Paper: Regulatory Risk of Not Adopting Available Risk-Reduction Services
1. Purpose
This paper considers whether the Board has a regulatory, compliance, governance and competitive risk exposure if the organisation does not adopt an available risk-reduction service that is:
- demonstrably effective;
- unique or materially differentiated in the open market;
- already being adopted by competitors or comparable organisations; and
- relevant to known operational, compliance, security, conduct or resilience risks.
2. Core Board Question
The issue is no longer simply:
“Should we use this service?”
The board-level question becomes:
“If a credible risk-reduction service exists, and peer organisations are using it, what is our defensible reason for not using it?”
3. Regulatory Context
Modern regulators increasingly expect boards to demonstrate active oversight of material and emerging risks, not merely passive compliance.
In Australia, APRA’s CPS 220 places ultimate responsibility on the board for an appropriate risk management framework, while CPS 230 requires regulated entities to manage operational risk, critical operations, disruptions and service-provider risk. ASIC also states that risk identification and management, including emerging risks from technological and market change, are core director responsibilities. APRA CPS220
This means that once a risk-reduction mechanism is known, available and used in-market, the burden shifts. The organisation must be able to show why its alternative approach is equivalent, better, or consciously accepted within risk appetite.
4. The Risk of Non-Adoption
Failure to adopt may create five categories of board risk:
4.1 Foreseeability Risk
If the relevant risk later crystallises, the organisation may struggle to argue the risk was unforeseeable.
Competitor adoption makes the risk and the mitigation visible.
4.2 Reasonable Steps Risk
Regulators, courts, auditors and insurers may ask whether the board and management took reasonable steps.
A known, available and effective control may become part of what is considered reasonable.
4.3 Benchmarking Risk
Competitor adoption can shift the market benchmark.
The question becomes:
“Why was this organisation operating below emerging market practice?”
4.4 Documentation Risk
If the board does not consider the service, there may be a governance record gap.
If it considers and rejects the service, the decision must be supported by evidence, not preference, inertia or cost alone.
4.5 Strategic Risk
Risk reduction may also become a competitive advantage.

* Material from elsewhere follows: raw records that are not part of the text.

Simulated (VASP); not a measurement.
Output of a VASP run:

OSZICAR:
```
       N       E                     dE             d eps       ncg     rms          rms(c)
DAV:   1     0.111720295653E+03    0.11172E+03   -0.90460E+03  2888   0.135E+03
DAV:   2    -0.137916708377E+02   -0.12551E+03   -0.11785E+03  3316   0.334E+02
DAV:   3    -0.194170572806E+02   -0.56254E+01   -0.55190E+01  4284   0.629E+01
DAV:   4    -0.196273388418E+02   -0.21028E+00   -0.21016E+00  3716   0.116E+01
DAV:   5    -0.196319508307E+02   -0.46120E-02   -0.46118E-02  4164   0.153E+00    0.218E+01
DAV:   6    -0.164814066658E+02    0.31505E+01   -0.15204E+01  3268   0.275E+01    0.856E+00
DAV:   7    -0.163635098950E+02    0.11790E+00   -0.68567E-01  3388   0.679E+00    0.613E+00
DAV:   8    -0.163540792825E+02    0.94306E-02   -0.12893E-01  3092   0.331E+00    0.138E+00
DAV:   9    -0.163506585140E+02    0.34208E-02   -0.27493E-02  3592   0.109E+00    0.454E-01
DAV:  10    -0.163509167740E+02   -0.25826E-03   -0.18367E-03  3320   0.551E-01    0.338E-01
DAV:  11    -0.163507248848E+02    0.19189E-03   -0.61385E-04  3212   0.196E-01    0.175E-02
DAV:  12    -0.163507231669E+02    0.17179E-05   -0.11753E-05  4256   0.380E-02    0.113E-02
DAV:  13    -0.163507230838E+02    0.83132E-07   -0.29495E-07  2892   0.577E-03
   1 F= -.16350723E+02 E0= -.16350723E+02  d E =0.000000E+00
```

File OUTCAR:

Competitors using the service may become more trusted, more insurable, more compliant, more capital efficient or more resilient.
5. Board Duty Lens
The Board does not need to adopt every new service. However, it should ensure that management has properly assessed:
- the risk being reduced;
- the evidence that the service reduces that risk;
- competitor or peer adoption;
- regulatory expectations;
- implementation cost and complexity;
- residual risk if the service is not adopted;
- whether current controls are equivalent; and
- whether non-adoption remains within risk appetite.
6. Key Principle
A board can choose not to adopt a risk-reduction service.
But it should not be unaware of it.
And it should not reject it without a documented, evidence-based rationale.
7. Recommended Board Position
The Board should require management to prepare a formal assessment of the service, including:
- risk addressed;
- regulatory relevance;
- peer adoption evidence;
- comparison against existing controls;
- implementation pathway;
- cost-benefit analysis;
- residual risk of non-adoption;
- recommendation.
8. Suggested Resolution
The Board notes that where a credible risk-reduction service is available in the open market and is being adopted by competitors or comparable organisations, non-adoption may create regulatory, compliance, operational and strategic risk.
The Board requests management to assess the service and report back with a recommendation, including whether current controls are equivalent and whether any residual risk of non-adoption is within the organisation’s approved risk appetite.
9. Conclusion
The existence of a unique risk-reduction service changes the governance question.
Once the service is known, available and adopted by peers, inaction is no longer neutral.
The Board’s obligation is not necessarily to adopt the service immediately, but to ensure that the decision is informed, documented, defensible and aligned with regulatory expectations and risk appetite.